Rory McIlroy swings to Andy Murray

U.S. Open golf champion Rory McIlroy is good friends with Rafael Nadal, the defending Wimbledon champion.

But when McIlroy taped a BBC TV segment with Andy Murray and John McEnroe on the Wimbledon practice courts before taking his seat in the Royal Box on Tuesday, he threw his support Murray's way if Murray plays Nadal in the semifinals.

"I'd love to see Andy get his first Slam," McIlroy said. "I felt it myself, that once you get that first one out of the way, it's a lot easier to go on and win more. Rafa's got 10 of them, so I want Andy to get his first one."

The Murray brothers make their money playing tennis: Andy is ranked No. 4 and considered a solid contender for the Wimbledon title. Older brother Jamie has made a name for himself in the doubles arena.

But golf is not a foreign sport to the Murray clan of Scotland.

"My back gets stiff when I play, but my whole family plays golf," Murray said during the shooting of the TV segment. "My gran and grandpa live on the second tee of the golf course of where I'm from. My brother is [a] single-digit [handicap], and my dad, as well. My uncle is a golf pro over in Dallas."

As for McEnroe, he revealed, to no surprise, that his temper gets the better of him on the links, just like on the tennis court.

"You probably can imagine with my frustration levels being fairly high at times that I've been known to run out of clubs before the round is over," McEnroe said, smiling.

Murray said that McIlroy's win at the U.S. Open after his collapse at the Masters is inspiring.

"It does happen to everyone," Murray said. "It's about the way you come back from it. I've had a fair few upsets in major competitions, and it makes a difference when you see somebody come back from that. It was an unbelievable performance."

World or words

For many retired players, their new life is still connected to their old life: Coaching or TV commentating is a frequent career shift.

Tina Krizan, 38, of Slovenia, who was known as a doubles player and was ranked as high as No. 19 in the tandem game before retiring in 2005, has followed a non-tennis path. After earning a degree in languages -- she speaks six -- she came up with a business concept of teaching young kids to speak a variety of languages through child's play, games and sports.

Krizan is visiting Wimbledon and talked to friends about her new business. She is running gatherings twice a week for 3-to-5-year olds and 6-to-8-year olds. The sessions are offered in English, French and German. If it's successful on a small scale, Krizan is hoping to take the business global.
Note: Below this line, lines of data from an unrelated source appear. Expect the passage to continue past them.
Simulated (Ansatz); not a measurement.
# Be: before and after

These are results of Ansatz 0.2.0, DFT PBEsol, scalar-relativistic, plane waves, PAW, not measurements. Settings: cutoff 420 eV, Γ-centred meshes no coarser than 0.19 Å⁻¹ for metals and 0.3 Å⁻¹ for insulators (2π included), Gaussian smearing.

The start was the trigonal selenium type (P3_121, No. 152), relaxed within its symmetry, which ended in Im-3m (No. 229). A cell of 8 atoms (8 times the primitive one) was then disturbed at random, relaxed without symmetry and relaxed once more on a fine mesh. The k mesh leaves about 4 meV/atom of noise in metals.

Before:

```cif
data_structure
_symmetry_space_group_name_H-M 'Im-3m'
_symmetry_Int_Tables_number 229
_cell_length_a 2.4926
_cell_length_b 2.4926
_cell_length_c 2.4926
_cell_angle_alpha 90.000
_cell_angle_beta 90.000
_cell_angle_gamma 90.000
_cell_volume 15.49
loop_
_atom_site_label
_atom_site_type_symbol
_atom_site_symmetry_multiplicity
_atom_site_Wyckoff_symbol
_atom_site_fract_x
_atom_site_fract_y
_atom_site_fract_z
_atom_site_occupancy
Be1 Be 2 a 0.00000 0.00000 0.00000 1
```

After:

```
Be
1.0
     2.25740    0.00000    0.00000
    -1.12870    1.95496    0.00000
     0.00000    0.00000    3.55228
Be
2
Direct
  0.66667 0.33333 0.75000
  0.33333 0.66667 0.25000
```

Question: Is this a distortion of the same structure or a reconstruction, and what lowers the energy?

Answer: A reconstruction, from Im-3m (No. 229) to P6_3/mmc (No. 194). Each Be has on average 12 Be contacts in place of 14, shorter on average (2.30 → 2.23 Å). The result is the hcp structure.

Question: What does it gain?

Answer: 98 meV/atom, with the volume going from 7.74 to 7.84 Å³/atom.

"Languages are very important in the world to communicate with other people -- you combine your language with the other languages," Krizan said of her teaching approach. "It's interesting when you speak with them in a different language, they never say they don't understand.

"You give a lot to the kids, but they give a lot back, too, and I'm having fun. The best thing is they don't even know they're learning another language because they're having fun."